Tuesday, 11 February 2014


A product is a use value which has been created by labour, and which, therefore, possesses value. This is in contrast to a use value, which is solely the creation of nature, and which, therefore has no value.

“A use value, or useful article, therefore, has value only because human labour in the abstract has been embodied or materialised in it.”

“A thing can be a use value, without having value. This is the case whenever its utility to man is not due to labour. Such are air, virgin soil, natural meadows, &c.”

(Capital I, Chapter I)

All societies, therefore, create products, but it is only at a certain historical stage that products become transformed into commodities. Engels says that the first evidence we have of this is from around 6,000 B.C.

The transformation of value into exchange value occurs alongside the transformation of the product into the commodity. Alongside this transformation arises commodity fetishism, which hides the true nature of value as the expenditure of labour. It is only by looking at the expenditure of labour outside commodity production, for example, the labour of Robinson Crusoe, of the peasant household, or the communal labour of freely associated labourers, i.e. the expenditure of labour in the creation of products not commodities, that we can reveal the true nature of value.

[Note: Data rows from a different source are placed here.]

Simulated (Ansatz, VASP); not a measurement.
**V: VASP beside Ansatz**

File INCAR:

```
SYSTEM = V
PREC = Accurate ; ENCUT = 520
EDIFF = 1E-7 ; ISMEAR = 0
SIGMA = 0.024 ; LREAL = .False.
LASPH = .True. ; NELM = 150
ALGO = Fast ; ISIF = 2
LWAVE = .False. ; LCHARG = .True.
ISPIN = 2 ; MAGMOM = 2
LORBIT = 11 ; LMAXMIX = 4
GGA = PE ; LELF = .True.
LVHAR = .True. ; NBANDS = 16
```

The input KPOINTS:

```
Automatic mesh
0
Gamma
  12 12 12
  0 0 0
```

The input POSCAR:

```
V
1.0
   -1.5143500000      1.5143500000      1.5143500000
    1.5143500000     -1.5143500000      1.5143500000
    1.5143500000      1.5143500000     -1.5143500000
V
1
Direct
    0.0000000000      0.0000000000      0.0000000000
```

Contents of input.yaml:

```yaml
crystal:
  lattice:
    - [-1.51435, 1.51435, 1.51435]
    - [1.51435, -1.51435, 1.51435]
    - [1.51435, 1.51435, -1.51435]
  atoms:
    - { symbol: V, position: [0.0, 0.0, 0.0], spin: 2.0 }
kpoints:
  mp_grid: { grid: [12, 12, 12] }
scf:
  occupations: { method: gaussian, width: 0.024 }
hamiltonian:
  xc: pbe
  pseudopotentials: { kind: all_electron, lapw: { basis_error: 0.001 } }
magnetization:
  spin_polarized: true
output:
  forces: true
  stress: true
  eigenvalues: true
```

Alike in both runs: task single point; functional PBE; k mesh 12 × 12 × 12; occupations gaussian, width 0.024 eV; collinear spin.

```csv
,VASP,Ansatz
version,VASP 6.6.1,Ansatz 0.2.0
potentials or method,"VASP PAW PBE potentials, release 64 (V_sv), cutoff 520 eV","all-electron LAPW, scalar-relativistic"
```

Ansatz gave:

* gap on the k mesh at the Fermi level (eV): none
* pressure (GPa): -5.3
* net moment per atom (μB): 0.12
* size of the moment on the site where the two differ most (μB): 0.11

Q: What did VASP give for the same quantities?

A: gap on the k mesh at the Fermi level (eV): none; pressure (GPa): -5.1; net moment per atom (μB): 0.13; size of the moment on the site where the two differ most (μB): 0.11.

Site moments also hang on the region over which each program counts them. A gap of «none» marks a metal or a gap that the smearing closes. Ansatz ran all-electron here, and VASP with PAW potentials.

“For an example of labour in common or directly associated labour, we have no occasion to go back to that spontaneously developed form which we find on the threshold of the history of all civilised races. We have one close at hand in the patriarchal industries of a peasant family, that produces corn, cattle, yarn, linen, and clothing for home use. These different articles are, as regards the family, so many products of its labour, but as between themselves, they are not commodities. The different kinds of labour, such as tillage, cattle tending, spinning, weaving and making clothes, which result in the various products, are in themselves, and such as they are, direct social functions, because functions of the family, which, just as much as a society based on the production of commodities, possesses a spontaneously developed system of division of labour. The distribution of the work within the family, and the regulation of the labour time of the several members, depend as well upon differences of age and sex as upon natural conditions varying with the seasons. The labour power of each individual, by its very nature, operates in this case merely as a definite portion of the whole labour power of the family, and therefore, the measure of the expenditure of individual labour power by its duration, appears here by its very nature as a social character of their labour.”

(Capital I, Chapter I)

Products become transformed into commodities as a consequence of primitive tribes coming into contact with one another, and exchanging products with each other, usually as part of wedding ceremonies. As such exchanges become more commonplace, so the value of the products being exchanged begins to be measured according to the labour-time required for their production. What starts out as the individual value of particular products is first transformed into a social value for that product, based upon the average labour-time required for the production of all products of that type, and then is transformed into an exchange value, which measures that value in relation to other use values.

“The mode of production in which the product takes the form of a commodity, or is produced directly for exchange, is the most general and most embryonic form of bourgeois production. It therefore makes its appearance at an early date in history, though not in the same predominating and characteristic manner as now-a-days. Hence its Fetish character is comparatively easy to be seen through.” (ibid)

“We all know that at the beginning of society, products are consumed by the producers themselves, and that these producers are spontaneously organized in more or less communistic communities; that the exchange of the surplus of these products with strangers, which ushers in the conversion of products into commodities, is of a later date; that it takes place at first only between individual communities of different tribes, but later also prevails within the community, and contributes considerably to the latter's dissolution into bigger or smaller family groups.” (Engels, loc.cit)

In the same way that products become transformed into commodities as a result of their exchange by different tribes and communities, and value becomes transformed into exchange value, when this commodity production and exchange becomes generalised, so under capitalist production, exchange value becomes transformed into price of production.

“Apart from the domination of prices and price movement by the law of value, it is quite appropriate to regard the values of commodities as not only theoretically but also historically prius to the prices of production. This applies to conditions in which the labourer owns his means of production, and this is the condition of the land-owning farmer living off his own labour and the craftsman, in the ancient as well as in the modern world. This agrees also with the view we expressed previously that the evolution of products into commodities arises through exchange between different communities, not between the members of the same community. It holds not only for this primitive condition, but also for subsequent conditions, based on slavery and serfdom, and for the guild organisation of handicrafts, so long as the means of production involved in each branch of production can be transferred from one sphere to another only with difficulty and therefore the various spheres of production are related to one another, within certain limits, as foreign countries or communist communities.”